But that volume was now coming from my iMac speakers, because when it replaced my old under-the-desk Power Mac G5, I lost the optical-out connection to my five-speaker Logitech setup. Yea, I know: I needed a minijack-to-optical inbetweener, but I don't get out much. :P

Anyways, I finally ordered a Belkin Toslink cable that came with that inbetweener and ordered the Zipp speaker at the same time. So I can listen to music again on my Logitech speakers in my room, and on the Zipp outside — or anywhere else within my local-network WiFi reach.

Thursday, May 15

The French connection

Catherine's father appears not to have been particularly interested in his parents' family connections, a point that was driven home to me last year when I discovered that his mother had (until 1940) a sister living in Winnipeg, of whom he himself (when I asked him about her) seemed unaware. I have since come into possession of a good number of handwritten letters from that sister to his mother, as well correspondence from France and newspaper articles that have (collectively) allowed me to flesh out some of the history.

Jean Baptiste Homard (born 1852), a "well-known contractor in northern France", married Marie Claire Vassel (born 1857) and they had (in 1879) a daughter, Marie Isabel [Jeanne] (anglicized to Mary Elizabeth [Jane], that unknown sister). Jean Baptiste and Marie Claire were on the steamer Labrador, arriving in New York (from Havre) on 28 Jul 1886. A daughter, Emélie Matilde (anglicized to Emily May, Catherine's grandmother), was born 1 Apr 1887 in Fort William, Ontario. Another daughter, Gabrielle, was born in 1889 — supposedly back in France. Marie Claire's mother, Catherine Bouquet Vassel (born in 1826) ended up back in Canada with them in 1891 (according to the 1911 census). Gabrielle died of scarlet fever (in 1903) in St. Norbert, Manitoba.

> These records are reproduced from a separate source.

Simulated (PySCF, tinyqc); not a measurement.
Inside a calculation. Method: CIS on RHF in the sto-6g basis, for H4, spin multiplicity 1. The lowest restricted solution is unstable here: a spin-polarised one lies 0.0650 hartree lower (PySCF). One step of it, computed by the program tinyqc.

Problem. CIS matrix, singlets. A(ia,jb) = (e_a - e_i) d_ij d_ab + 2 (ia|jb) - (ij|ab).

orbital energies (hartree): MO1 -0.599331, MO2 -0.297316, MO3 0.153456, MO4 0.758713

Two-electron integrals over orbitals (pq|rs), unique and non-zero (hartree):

Jane had married Albert George Cowley in 1898 in Winnipeg and they ended up with three children: two boys with mostly-known, living descendants and a girl without offspring. Here they are (sans daughter, plus pet dog) circa 1910:

By the time Emily married Frank Powers (3 Jul 1912) in Calgary, Alberta, Jean Baptiste and Marie Claire Homard, and Catherine Vassel, had returned to France — to Thiaucourt. At the start of World War I, they became prisoners-of-war, ending up in Frankfurt-am-Main, Germany. Catherine died a year or so into her incarceration. Marie Claire and Jean Baptiste survived "well, but hungry" and were released at the war's end. Marie Claire died 12 Dec 1923 and Jean Baptiste, 5 Apr 1924. An 8 Apr 1924 letter to Emily from a cousin, Jeanne Vautrin in Thiaucourt, gives details of Jeanne's family, including a photograph circa 1920:

The Vautrin children are Jean (born ~1906), Michel (born ~1913), and Marie Blanche (born ~1915). The masculine-faced, dark complexioned adult in the photo must be Jeanne because her husband, Alfred François Vautrin (1 May 1880, Beney-en-Woëvre - 20 Aug 1914, Bréhain), would have been dead. Jeanne also mentioned a sister, Marie. Chances are good that there are living descendants in that part of France.

Monday, May 12

Canoeing in Slocan Lake

In July 2004 we ended up in British Columbia for a week. The photo shows Catherine just after noon on the 21st as we leave New Denver to paddle across Slocan Lake. Visible on the other side are some of the peaks of northern Valhalla Provincial Park, including the small glacier of Mount Denver. We pitched a tent at Wee Sandy Creek beach, spent the night, and on the following day paddled down to Nemo Creek beach, where we set up and spent another two nights before heading back to New Denver. A particular highlight was this waterfall on Nemo Creek:

I mention this, now almost ten years later, because of a just-happened, tragic New Denver canoeing mishap.

Friday, May 9

The mystery of the Bell network interface

Yesterday, Catherine discovered a "record of work completed" stuck behind the front screen-door of her father's recently-sold house. It suggested that a Bell technician had come that day and "completed all work" at no charge. The name given for the address was D. Bonnell and the telephone/order# was 248-4913. The back of the form suggested that a network interface device had been installed and, sure enough, Catherine noticed that such a thing was indeed at the side of the house.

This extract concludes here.